Meaning of Section 8 Companies

A Section 8 Company is a special form of non-profit company registered under the Companies Act, 2013. It is incorporated to promote commerce, art, science, research, education, social welfare, religion, or charity.

Key features:

  • It must apply for a license from the Central Government
  • Its profits or income cannot be distributed as dividends
  • All income must be used to promote the organisation’s objectives
  • The name does not include “Limited” or “Private Limited”

Section 8 Companies are highly structured, professionally governed, and seen as credible entities both by donors and government bodies.

Reasons for Forming a Section 8 Company

You should consider registering for Section 8 Company if:

  • You're looking for a formal and transparent governance model
  • You want to build long-term partnerships with government bodies, corporates, or international NGOs
  • You're applying for CSR funds, grants, or FCRA registration
  • You want to project credibility and professionalism in your operations

Section 8 Companies are ideal for large-scale non-profits, social enterprises, or organisations planning to operate across India or internationally.

Difference Between Society, Trust, and Section 8 Company

All three structures, Trusts, Societies, and Section 8 Companies, are eligible for tax exemptions under Section 12A and 80G of the Income Tax Act. They also meet the definition of "charitable purpose" under Section 2(15).

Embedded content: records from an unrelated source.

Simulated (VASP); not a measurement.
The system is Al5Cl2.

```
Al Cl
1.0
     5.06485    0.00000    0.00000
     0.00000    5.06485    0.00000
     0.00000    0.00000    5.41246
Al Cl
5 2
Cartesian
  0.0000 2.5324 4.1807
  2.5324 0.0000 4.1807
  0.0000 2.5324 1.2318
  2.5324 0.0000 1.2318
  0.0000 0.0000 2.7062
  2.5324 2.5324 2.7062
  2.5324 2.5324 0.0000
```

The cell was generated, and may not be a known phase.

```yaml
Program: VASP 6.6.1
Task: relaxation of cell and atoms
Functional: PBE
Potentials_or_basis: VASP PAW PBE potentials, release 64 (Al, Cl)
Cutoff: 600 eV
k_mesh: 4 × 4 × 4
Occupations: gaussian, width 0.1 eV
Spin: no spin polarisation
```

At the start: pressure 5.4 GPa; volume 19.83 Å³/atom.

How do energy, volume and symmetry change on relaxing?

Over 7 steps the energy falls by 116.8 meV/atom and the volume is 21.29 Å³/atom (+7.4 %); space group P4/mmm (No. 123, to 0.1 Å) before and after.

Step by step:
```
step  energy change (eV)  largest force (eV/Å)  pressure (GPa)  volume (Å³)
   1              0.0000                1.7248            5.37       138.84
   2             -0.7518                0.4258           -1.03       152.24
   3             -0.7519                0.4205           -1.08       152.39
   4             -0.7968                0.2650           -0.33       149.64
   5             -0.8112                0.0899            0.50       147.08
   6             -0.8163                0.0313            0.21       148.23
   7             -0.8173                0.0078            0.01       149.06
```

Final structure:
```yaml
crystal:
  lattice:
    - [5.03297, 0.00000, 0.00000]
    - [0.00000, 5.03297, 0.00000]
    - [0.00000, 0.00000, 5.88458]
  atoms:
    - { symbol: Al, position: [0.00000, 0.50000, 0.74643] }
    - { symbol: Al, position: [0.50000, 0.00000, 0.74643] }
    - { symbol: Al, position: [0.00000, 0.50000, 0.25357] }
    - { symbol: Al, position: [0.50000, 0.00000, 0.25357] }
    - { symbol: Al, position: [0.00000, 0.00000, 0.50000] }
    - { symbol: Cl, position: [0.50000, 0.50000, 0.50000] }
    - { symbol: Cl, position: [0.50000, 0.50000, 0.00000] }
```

But beyond this, they vary significantly in formation, governance, compliance, and scalability. Here’s a comparison at a glance:

Feature Trust Society Section 8 Company
Governing Law Indian Trusts Act, 1882 or State Trusts Acts Societies Registration Act, 1860 Companies Act, 2013
Minimum members 2 Trustees 7 Members 2 Directors
Legal Status Not a separate legal entity Not a separate legal entity A separate legal entity
Management Trustees (no elections) Governing Body (elected) Board of Directors
Jurisdiction State-level State or national (dual registration needed) Nationwide
Compliance requirements Low Moderate High
Ease of Formation Easy Moderate Requires licensing
Ideal for Asset holding, religious charities, long-term control Community organisations, associations Large-scale NGOs, CSR projects, international collaborations

Each structure, Trust, Society, or Section 8 Company, has its own strengths. The right choice depends on your mission, governance preferences, funding goals, and long-term vision.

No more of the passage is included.